Dalai Lama visits northeastern India

April 1, 2017

Exiled Tibetan spiritual leader, the Dalai Lama, has begun his 12-day trip to India's northeastern areas. China, which claims some of those regions, warned India the trip would have an adverse impact on bilateral ties.

Tschechien Dalai Lama in Prag
Image: picture-alliance/AP Photo/D. Josek

The Dalai Lama began his trip Saturday with a public talk in the northeastern Indian city of Guwahati in Assam state and is scheduled to visit the neighboring Arunachal Pradesh state on Tuesday. China claims the region in the eastern Himalayas as "South Tibet," therefore Chinese territory.

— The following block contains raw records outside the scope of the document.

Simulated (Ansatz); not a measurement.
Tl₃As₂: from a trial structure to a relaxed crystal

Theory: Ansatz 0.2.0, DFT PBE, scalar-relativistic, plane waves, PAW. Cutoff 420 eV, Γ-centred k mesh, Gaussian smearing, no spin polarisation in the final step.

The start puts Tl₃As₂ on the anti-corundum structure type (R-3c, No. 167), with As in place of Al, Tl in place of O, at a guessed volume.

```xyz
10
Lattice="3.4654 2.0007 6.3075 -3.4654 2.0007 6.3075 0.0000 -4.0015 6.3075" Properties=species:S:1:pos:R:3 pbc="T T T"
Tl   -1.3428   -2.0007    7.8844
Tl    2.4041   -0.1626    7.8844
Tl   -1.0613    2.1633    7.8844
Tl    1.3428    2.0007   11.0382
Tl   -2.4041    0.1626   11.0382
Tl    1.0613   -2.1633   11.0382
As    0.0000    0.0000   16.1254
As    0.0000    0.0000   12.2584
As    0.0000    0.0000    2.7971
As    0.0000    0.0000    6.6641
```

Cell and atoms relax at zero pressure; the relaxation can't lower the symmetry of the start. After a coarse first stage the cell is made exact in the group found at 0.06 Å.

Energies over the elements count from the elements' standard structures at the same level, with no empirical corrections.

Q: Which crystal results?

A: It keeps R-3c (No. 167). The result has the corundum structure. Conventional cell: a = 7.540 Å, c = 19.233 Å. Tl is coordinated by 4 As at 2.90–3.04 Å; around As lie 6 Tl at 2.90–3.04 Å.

The spiritual leader of Tibetan Buddhists told media the purpose of his visit to these areas is to promote religious harmony.

However, Beijing expressed its anger over the Dalai Lama visit.

"India still invites the 14th Dalai Lama to visit disputed areas of China-India borders. This will gravely damage the peace and stability of the border regions between China and India and China-India relations," Chinese Foreign Ministry spokesman, Lu Kang, said during a press briefing on Friday.

But the Dalai Lama, whom Beijing considers a separatist, responded to the reporters' questions about Chinese warnings by saying, "Everything is normal."

China and India have been embroiled in a dispute concerning a 3,500-kilometer-long (2,175-mile-long) border, which led to a war in 1962. India says China occupies 38,000 square kilometers (14,600 square miles) of territory along the Aksai Chin plateau, while China claims parts of Arunachal Pradesh.

In October last year, when Beijing first protested the Dalai Lama's planned northeast India trip, Indian Foreign Ministry spokesman Vikas Swarup asserted that his country would not bar the Nobel Peace laureate from visiting the region.

"The Dalai Lama is a revered spiritual figure and an honored guest of India. He is absolutely free to travel to any part of the country," Swarup said.

"He has a sizeable following among the Buddhists in Arunachal Pradesh who would like to seek his blessings. He has visited the state in the past as well and we see nothing unusual if he visits again," he added.

Ties between Beijing and New Delhi are already tense with the former forging closer ties with India's arch-rival Pakistan.

Recalling the 1959 trip

The Dalai Lama last visited Arunachal Pradesh in 2009. China opposed that trip too, but there was no major impact of the visit on the Sino-Indian ties.

Arunachal Pradesh has one of the largest centers of Tibetan Buddhism in TawangImage: picture-alliance/dpa/dinodia

The Dalai Lama, who won the 1989 Nobel peace prize, sought refuge in India in the early 1950s, after Chinese troops "liberated" Tibet. The Tibetan government in exile operates from Dharamsala in the northern Indian state of Himachal Pradesh.

"Whenever I come to the northeast of India, it feels like a reunion with people here," the Dalai Lama said Saturday. "When I revisit the Tawang area, I am reminded of the freedom that I had experienced for the first time (in 1959). That was the beginning of a new chapter in my life."

Buddhist-majority Arunachal Pradesh has one of the largest centers of Tibetan Buddhism in Tawang, where the Dalai Lama is scheduled to address Buddhist devotees from Wednesday to Friday.